As talented as Georges St. Pierre is in the Octagon, he's become the complete opposite of his moniker "Rush" lately by going to decision versus looking for the window to finish the fight. This likely stems from a desire to cling to the legacy he's already made for himself.
This is not to diminish GSP's skills. He has a huge arsenal of technique, powerful takedowns and knowledge to quite possibly become the best pound-for-pound fighter on the planet. That will never happen, though.
In the Octagon, there is, of course, one other fighter that outshines GSP, and that man is Anderson Silva. He has more consecutive successful title defenses and, more importantly, finishes more fights. Silva is always looking for an opening to capitalize on, and he seems to balance poor performances like that against Chael Sonnen and Demian Maia with shockers like ones against Vitor Belfort.
Silva obviously has a lot to work on with wrestlers, but he's nearing the end of his career and he's cleared out all the competition in the middleweight division (short of a possible Sonnen rematch). Many fans want to see him challenged only by the best.
This is where GSP has been vague. While we know that he's willing to fight anyone, it seems to come with a couple of parameters. For one, GSP wants to take the time to gain the necessary weight. Secondly, he has a lot to lose if Silva beats him.

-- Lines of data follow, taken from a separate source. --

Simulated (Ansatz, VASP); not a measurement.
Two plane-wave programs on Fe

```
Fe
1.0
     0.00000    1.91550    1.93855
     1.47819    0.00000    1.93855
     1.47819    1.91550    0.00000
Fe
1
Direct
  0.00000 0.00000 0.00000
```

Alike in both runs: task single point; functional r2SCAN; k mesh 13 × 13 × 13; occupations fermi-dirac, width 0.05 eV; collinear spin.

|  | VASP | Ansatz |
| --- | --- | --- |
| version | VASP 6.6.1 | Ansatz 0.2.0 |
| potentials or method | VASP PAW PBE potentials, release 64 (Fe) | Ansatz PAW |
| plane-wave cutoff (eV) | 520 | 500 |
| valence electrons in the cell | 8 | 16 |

Apparently GSP didn't take into consideration that in the first UFCs, there was no such thing as a weight class. Fedor Emelianenko and Cain Velasquez are two fighters that regularly fight with huge guys that have to cut to 265 pounds, and we don't hear them complain about a 20-40 pound difference in weight between them and their opponents.
Who would win?
Then there's Jon Jones. Jones lists Silva as one of his heroes. He says that he might stand a better chance against him than most because he's obsessively studied every one of his fights and knows almost everything about the man. Then there's the statement Jones made, saying he thinks he would stand a good chance at beating him given his size, skillset and intimate understanding of how Silva operates.
Jones has that same unpredictability in his style, and this element showed strong in his fight with Shogun. Shogun didn't know whether to watch out for a takedown, a spinning elbow, a devastating front kick or a jab that likely feels like any average fighter's cross. Shogun was paralyzed by an inability to time, predict or counter Jones' offense.
Jones doesn't worry about finding that window to finish fights. He has the right size, and he wouldn't have to worry about weighing enough to fight Silva. I'm sure if he was asked to do so, he would jump on the opportunity to fight a living legend still at the top of UFC competition.
So what's the problem?
Jones is a new champ. He has what will likely be a tough fight ahead of him, but if he blows through Rashad Evans as many are predicting, should he to be the one to face Silva instead of GSP?
Would you rather have a young fighter with similar features to Silva while being his wrestling inverse? Silva can beat the best of the strikers in the UFC, while Jones has eaten wrestlers of Vladimir Matyushenko and Ryan Bader's caliber for breakfast.
Jones isn't worried about being big enough to face Silva being that the two have comparable weight in between fights, and being so young and having a proven skillset against tough opponents, Jones would likely be more set on defeating Silva than preserving a non-existent legacy.
If GSP happens to get through Jake Shields and still exhibits uncertainty surrounding whether or not he would like to fight Silva, fans will naturally grow more and more curious about what the limits of Jones might be, if he has any with current competition. I say if Silva is offered a fight with Jones, he may actually have a lot more in common with GSP than we ever anticipated. What say you?